Before we dive into the unique qualities of each type, let’s address one common question.

Why are Whiskey and Whisky Spelled Differently?

Producers of the tasty libation in Scotland, Canada, and Japan spell it without the ‘e.’ The United States, Ireland, and most other countries spell whiskey with an ‘e.’

Some say Irish distillers added the ‘e’ to make their whiskey stand out from Scotch whisky. Others believe it’s just a translation issue between the Scottish and Irish Gaelic. But why are we wasting time over spellings when we could be drinking whisk(e)y?

Getting to Know Irish Whiskey

When it comes to whiskey, the Irish are recognized for being long-time players. Early records point to its origins around 1405, almost a century before it caught on in Scotland.

Irish whiskeys are known for their smooth (but not quite sweet) flavor profiles, which come from the distilling process.

Irish whiskey is almost always distilled three times, due to distillers wanting a way to differentiate themselves from Scotch whisky (which is usually distilled two times). From there, Irish whiskey can be broken down into three main types:

  • Single malt whiskey comes from malted barley in a pot still, usually distilled two or three times to hone in on its distinct, pure flavors.
  • Single pot whiskey comes from only one distillery, must be in Ireland, and uses both malted and unmalted barley.
  • Blended whiskey is made by combining single malts with corn and/or wheat whiskeys.
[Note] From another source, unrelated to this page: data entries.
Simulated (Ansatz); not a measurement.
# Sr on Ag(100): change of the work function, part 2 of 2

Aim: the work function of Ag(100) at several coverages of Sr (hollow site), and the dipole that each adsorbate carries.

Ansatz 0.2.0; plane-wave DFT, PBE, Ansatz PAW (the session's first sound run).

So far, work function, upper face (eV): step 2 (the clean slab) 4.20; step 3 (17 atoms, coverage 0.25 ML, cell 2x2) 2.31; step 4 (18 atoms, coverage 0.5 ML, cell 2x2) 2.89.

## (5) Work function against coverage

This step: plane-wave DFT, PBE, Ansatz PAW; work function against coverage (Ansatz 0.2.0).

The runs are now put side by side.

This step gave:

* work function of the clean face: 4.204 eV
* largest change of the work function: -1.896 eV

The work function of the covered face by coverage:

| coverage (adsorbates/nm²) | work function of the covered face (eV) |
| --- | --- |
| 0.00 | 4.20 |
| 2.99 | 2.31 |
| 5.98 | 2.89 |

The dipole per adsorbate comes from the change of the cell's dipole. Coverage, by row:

If unmalted barley is used, it may produce a creamy mouthfeel and interesting spice notes. A mixed mash bill (both malted and unmalted barley) offers what’s called “pot still character,” spiciness like cinnamon delicately colliding with tropical fruit notes.

Try for yourself by starting with one of these  popular Irish Whiskeys: Jameson, Old Bushmills, Tullamore Dew, or Redbreast.

Settle Down with Scotch Whisky

When you think Scotch, think smoky.

You can thank peat for that. While American and Irish distillers use other substances to dry the malted barley, Scottish producers stoke the kiln with peat (dried plant matter), which in turn adds robust smokiness to the Scotch.

To be considered true Scotch, a whisky must be distilled and bottled in Scotland. True Scotch must also be made from 100% malted barley. Single malt Scotch is best enjoyed on its own, while blended Scotch tastes great in cocktail recipes. In addition to smokiness, expect earthy and leathery notes. Between Irish whiskey, Scotch, and Canadian whisky, Scotch may be  the more acquired taste, but it could be your acquired taste. Have you tried it? 

Here are some Scotch whiskies you might like to go for: Glenfiddich, Glenlivet, Macallan, Johnnie Walker, or Cutty Sark

Cozy Up to Canadian Whisky

Canadian whisky has a reputation for being lighter and smoother than most other whiskies.

Many producers triple-distill and then blend their whiskies with rye, corn, or other grains to cultivate flavor giving it the light, smooth taste sippers love. You’ll taste notes of vanilla, brown sugar, caramel, and rye or corn qualities showcased.

Another flavor profile you’ll catch in Canadian whisky is maple. Are you surprised? Maple is a common theme in Canadian favors, whisky included with the help of maple wood barrels! Some go as far as adding a splash of maple syrup to intensify the taste. Sounds delicious, eh? 

Give one of these of Canadian whiskies a taste: Crown Royal, Canadian Club, or Forty Creek

Older Isn't Always Better

Age is just a number! Although aging longer gives the spirit more time to absorb and cultivate its flavor profile from the wooden barrels that hold it, temperature and moisture are important factors to take into account. The hotter the environment, the quicker the aging process. 

The Scotch Whisky Act of 1988 requires all Scotch whisky be aged in oak barrels for a minimum of three years. Scotch ages in a cool, wet environment while American whiskey (bourbon) ages in a warm, dry environment inside new charred oak barrels.

Pro tip: the number of years on a bottle of blended whiskey is the age of the youngest whiskey in the blend. For example, even if 90% of a blend were aged for 30 years and 10% were 5 years, the bottle would still be labeled as a 5-year whiskey.

Would you still say all caramel-colored spirits are the same or is your mouth watering for one in particular? Give some a try and see for yourself. Happy sipping!